Forum OpenACS Q&A: Response to Data migration

Collapse
Posted by Andrew Grumet on
In addition to everything above, we've also contemplated an intermediate XML representation for purposes of content syndication and reuse (cf http://www.imsproject.org/). After talking to Michael B. about this and also given our time constraints, this approach is going to have to wait.

On the other hand, it seems like there could be significant value in separating out the process of getting data out of the old system from putting data into the new system. I've been pondering this a bit and think the following design pattern could be useful later without adding much overhead to our task:

  1. Create a separate database pool for the ACS3x system and call the pool "acs3x"

  2. Keep this pool out of the db API's hands by adding the following to our config file
    ns_section ns/server/${server}/acs/database
    ns_param AvailablePool pool1
    ns_param AvailablePool pool2
    ns_param AvailablePool pool3
    
    
  3. Push any content-fetching code out into a proc that returns a database cursor...
    
    set db [ns_db gethandle acs3x]
    
    # should return a cursor containing the following columns:
    #    email, first_names, last_name, screen_name, password,
    #    member_state
    
    set selection [migration_user_data $db]
    
    while { [ns_db getrow $db $selection] } {
        set_variables_after_query
        # do stuff with the data
    }
    
    ns_db flush $db
    
    
  4. Content-fetching procs look like this
    proc migration_user_data db {
    
        set sql "select ... from ... where ..."
    
        set selection [ns_db select $db $sql]
        return $selection
    
    }
    
  5. Migration teams customize the content-fetching procs only.
This is perhaps not quite as pretty as the .NET "DataSource" abstraction because it ties you to the ns_db API when your underlying data might actually be XML. On the other hand, it uses native AOLserver api call (== no overhead to us) and saves you from having to ram everything into memory first before doing the INSERTs.

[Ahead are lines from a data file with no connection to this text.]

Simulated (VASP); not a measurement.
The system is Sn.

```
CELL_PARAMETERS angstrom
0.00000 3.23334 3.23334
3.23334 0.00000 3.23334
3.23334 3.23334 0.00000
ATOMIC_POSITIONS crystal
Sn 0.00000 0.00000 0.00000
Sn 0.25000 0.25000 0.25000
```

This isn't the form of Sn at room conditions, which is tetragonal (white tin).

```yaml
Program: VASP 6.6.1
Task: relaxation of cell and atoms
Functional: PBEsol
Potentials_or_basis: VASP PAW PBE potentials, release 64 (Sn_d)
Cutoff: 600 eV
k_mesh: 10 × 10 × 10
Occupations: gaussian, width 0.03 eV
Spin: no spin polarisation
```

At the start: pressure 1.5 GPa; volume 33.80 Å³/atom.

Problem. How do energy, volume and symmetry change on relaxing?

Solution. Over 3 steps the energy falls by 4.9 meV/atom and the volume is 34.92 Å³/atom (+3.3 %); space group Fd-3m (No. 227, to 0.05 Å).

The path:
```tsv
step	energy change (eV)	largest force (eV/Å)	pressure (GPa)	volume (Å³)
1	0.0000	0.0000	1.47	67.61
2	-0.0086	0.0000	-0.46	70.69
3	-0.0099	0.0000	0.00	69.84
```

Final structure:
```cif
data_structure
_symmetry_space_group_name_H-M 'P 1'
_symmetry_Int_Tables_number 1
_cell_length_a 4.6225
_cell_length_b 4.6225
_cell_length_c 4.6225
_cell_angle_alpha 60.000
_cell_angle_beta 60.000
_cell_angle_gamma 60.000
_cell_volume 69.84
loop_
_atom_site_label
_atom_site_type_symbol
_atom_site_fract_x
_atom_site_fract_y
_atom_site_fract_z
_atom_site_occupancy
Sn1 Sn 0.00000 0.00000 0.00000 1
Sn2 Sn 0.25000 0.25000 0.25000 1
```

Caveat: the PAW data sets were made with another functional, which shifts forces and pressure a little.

We've actually come quite a way since my last post, and have draft scripts to import: users, dotllrn-users, communities, departments, terms, subjects, classes, subgroups, faqs, news. We're in the process of refining these scripts, adding new ones, and starting to tune various queries now that we have about 70,000 acs_objects in the system.

We're happy to work with anyone who wants to help, and to hand out copies of our buggy unfinished scripts ;) This being somewhat different than designing a new toolkit, I suspect folks won't feel too locked out if we wait until we're finished (late June at the latest) to release. But speak up if you'd like this effort to be more open.